French food

Some of the top French eats and treats are described below!


No country has ever produced a type of bread quite as famous as the French baguette. Baguette loaves are always long and skinny, with an incredible crunchy crust and distinctive texture caused by the steam ovens they’re cooked in. As it is illegal in France to include preservatives in the lean dough, baguettes must be bought and eaten fresh every day. Although the baguette form is utilised by bakers the world over, you really can’t beat the smell and taste of a baguette bought from a real French Patisserie. There is no standardised size for this gastronomic heavyweight, but some baguettes can be as much as a metre in length!


French macarons are delicious little meringue-based treats. Almond powder, egg whites, icing sugar and granulated sugar are combined with any desired shade of food colouring to make this confectionary marvel. The mixture is carefully spaced and baked in order to achieve petite meringue circles with slightly domed tops. Two circles are then sandwiched together with butter cream or ganache and voila, c’est delicious! The flavours infused in the macaroon can vary between classic and complimentary or bold and daring!


Although popular across the Mediterranean, bouillabaisse originated in Marseilles. The town’s residents claim that the goddess Venus served her husband the rich fish stew in order to lull him to sleep so that she could cavort with Mars, but there are many other tales relating to the dish. Bouillabaisse is made from a variety of fish, depending on seasonality and availability. However, it always has a rich, distinctive taste due to the saffron, fennel seeds and orange zest used to flavour it.

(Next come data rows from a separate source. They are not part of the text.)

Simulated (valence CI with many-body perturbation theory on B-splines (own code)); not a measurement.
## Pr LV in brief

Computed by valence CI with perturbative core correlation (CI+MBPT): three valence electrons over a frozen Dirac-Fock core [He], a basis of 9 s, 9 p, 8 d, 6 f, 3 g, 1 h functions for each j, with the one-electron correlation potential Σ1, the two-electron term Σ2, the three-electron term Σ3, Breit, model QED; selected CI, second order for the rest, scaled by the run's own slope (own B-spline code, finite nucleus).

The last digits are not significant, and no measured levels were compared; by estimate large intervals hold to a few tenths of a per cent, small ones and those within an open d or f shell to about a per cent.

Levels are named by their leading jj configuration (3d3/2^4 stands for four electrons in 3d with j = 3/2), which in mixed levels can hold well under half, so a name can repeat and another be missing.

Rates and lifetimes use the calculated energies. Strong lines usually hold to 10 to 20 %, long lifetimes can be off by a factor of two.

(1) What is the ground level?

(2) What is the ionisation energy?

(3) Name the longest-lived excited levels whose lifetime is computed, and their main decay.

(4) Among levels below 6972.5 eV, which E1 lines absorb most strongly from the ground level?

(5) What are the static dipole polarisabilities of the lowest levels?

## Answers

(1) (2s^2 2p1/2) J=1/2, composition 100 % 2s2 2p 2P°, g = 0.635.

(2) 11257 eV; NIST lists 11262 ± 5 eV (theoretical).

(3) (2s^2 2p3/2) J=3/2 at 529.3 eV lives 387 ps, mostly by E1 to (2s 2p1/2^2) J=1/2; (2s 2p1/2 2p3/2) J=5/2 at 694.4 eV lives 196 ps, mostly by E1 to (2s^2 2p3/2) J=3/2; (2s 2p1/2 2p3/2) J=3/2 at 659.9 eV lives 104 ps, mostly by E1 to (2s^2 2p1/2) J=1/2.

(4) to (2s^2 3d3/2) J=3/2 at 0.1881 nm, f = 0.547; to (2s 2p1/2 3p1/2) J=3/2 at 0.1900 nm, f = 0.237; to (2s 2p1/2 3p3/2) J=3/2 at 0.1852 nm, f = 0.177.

Rich buttery croissants are named for their crescent shape, and their history is a hotly disputed one. Most legends put the pastry’s early origins in Austria, but there are many variations to the story of how it became synonymous with French culture. In one legend croissants were Marie Antoinette’s favourite treat back when she was just a simple Austrian Princess. After marrying Louis XVI she described the pastry to her chefs and insisted they make it for her and its popularity grew from there. Although a nice story, not much stock is put in this tale! Pain au chocolat are particularly scrummy variations of the croissant. They use the same kind of pastry but are a different shape and have bars of rich dark chocolate melted inside. Both treats regularly feature on French breakfast menus.


Tapenade is quite similar to a pate, in that it is often served spread on toasted bread or as a dip. It is also often used as a stuffing. It has a strong, distinctive taste which makes it either a love or hate offering. Olive oil, black/green olives, capers and occasionally anchovies are pureed together until coarse, slightly coarse or smooth. It’s a Provencal dish with its name deriving from the regions word for capers, tapenas.


Crepes were first made in Brittany, a north-western region of France. They are an incredibly thin style of pancake made with a wheat flour batter. The batter is poured into the pan (or onto a hot, flat griddle) and spread thinly using a special kind of spatula. There are innumerable fillings for crepes, both savoury and sweet, and they are commonly sold from mobile stalls as street food. The popular Mille Crepes are simply a layered pile of crepes, but to make the widely eaten Crepes Suzette alcohol (such as Grand Marnier) is added to pancake in the pan and set alight. Orange peel is then grated over the top. Delicious, but probably not one for the kids!


Blending cocoa, cereals, honey, sugar and banana flour creates Banania, a hugely popular chocolate drink widely distributed in France since the early 20th century. Hot chocolate is a traditional French breakfast staple, and Banania (specially created for this purpose) is the way many French children start their day. In French supermarkets you can either buy traditional Banania, which requires 10 minutes cooking time, or instant which can just be stirred into hot milk. Both claim to be better for you than regular hot chocolate and packed with vitamins, phosphorus and magnesium. Banania was even sent to troops during the First World War!

Foie Gras

More squeamish diners might wish to avoid this rich French delicacy. Foie Gras is legally defined as the liver of a duck or goose which has been fattened through the controversial force feeding of corn. Its flavour is described as rich and buttery, and it can either be served simply or prepared as a pate, parfait or moose. Although frequently appearing on restaurant menus worldwide, France is the largest producer and consumer of Foie Gras and the country considers it a huge part of their gastronomic heritage.